The year 1999
The global economy recovered from the severe financial and economic crisis of the previous year more rapidly than anticipated displaying - in the words of the German Federal Bank's economic report - an "unexpectedly high degree of dynamism" in the second half of the year and recording an increase in global gross domestic product of 3.3 percent. In the Far East and South East Asia, a bundle of economic and fiscal policy measures gave rise to a further notably good rate of growth of 4.5 percent and a fall in the rate of inflation from 19 to 5 percent: loans from the International Currency Fund stabilised the affected currency systems and made it possible to develop banking systems less susceptible to crises. At the same time, numerous direct investments from abroad and packages of reforms aimed at overhauling the public budget in the affected countries helped to deregulate markets and to prevent outflows of capital.

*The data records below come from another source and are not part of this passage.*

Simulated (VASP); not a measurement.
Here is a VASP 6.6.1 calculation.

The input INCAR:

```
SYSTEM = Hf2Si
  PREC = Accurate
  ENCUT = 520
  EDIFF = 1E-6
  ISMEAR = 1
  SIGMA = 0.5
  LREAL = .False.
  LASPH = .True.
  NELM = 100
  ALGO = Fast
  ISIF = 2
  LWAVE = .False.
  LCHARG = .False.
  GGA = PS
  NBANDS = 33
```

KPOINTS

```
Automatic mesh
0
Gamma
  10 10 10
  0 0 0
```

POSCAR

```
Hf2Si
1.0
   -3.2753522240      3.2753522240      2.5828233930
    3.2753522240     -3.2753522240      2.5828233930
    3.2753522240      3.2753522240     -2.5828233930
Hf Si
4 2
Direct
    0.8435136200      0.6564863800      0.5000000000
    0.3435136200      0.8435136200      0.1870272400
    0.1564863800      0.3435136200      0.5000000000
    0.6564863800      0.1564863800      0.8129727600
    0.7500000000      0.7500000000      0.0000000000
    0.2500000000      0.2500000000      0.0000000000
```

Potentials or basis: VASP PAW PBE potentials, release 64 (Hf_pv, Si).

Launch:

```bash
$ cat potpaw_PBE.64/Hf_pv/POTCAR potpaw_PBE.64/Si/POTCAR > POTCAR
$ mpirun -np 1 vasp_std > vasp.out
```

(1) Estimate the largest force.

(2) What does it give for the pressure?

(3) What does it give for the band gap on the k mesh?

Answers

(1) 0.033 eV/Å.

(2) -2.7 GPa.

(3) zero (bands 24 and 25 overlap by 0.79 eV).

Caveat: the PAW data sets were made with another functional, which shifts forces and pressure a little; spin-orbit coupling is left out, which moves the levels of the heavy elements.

With the German economy still suffering under the effects of the 1998 global crisis in the initial six months, some relief was provided by the healthy economy in the USA, the rapid recovery of the economies of South East Asia, the healthy condition of foreign business also bolstered by the devaluation of the euro, and a stable level of private consumption, making it possible for gross domestic product in 1999 to increase by 1.5 percent. The production sector had to combat a poor level of domestic demand, primarily for the products of the investment goods and textiles and clothing industries, and managed only weak growth of 0.7 percent. However, as a branch of industry with a high capacity for innovation, the chemicals industry did better than average, benefiting particularly from the recovery in the USA and the Far East and increasing its sales by 3.6 percent. Mechanical engineering did less well with sales falling by 0.1 percent. The primary negative factor here was the reluctance of companies to undertake investment in their machinery plants.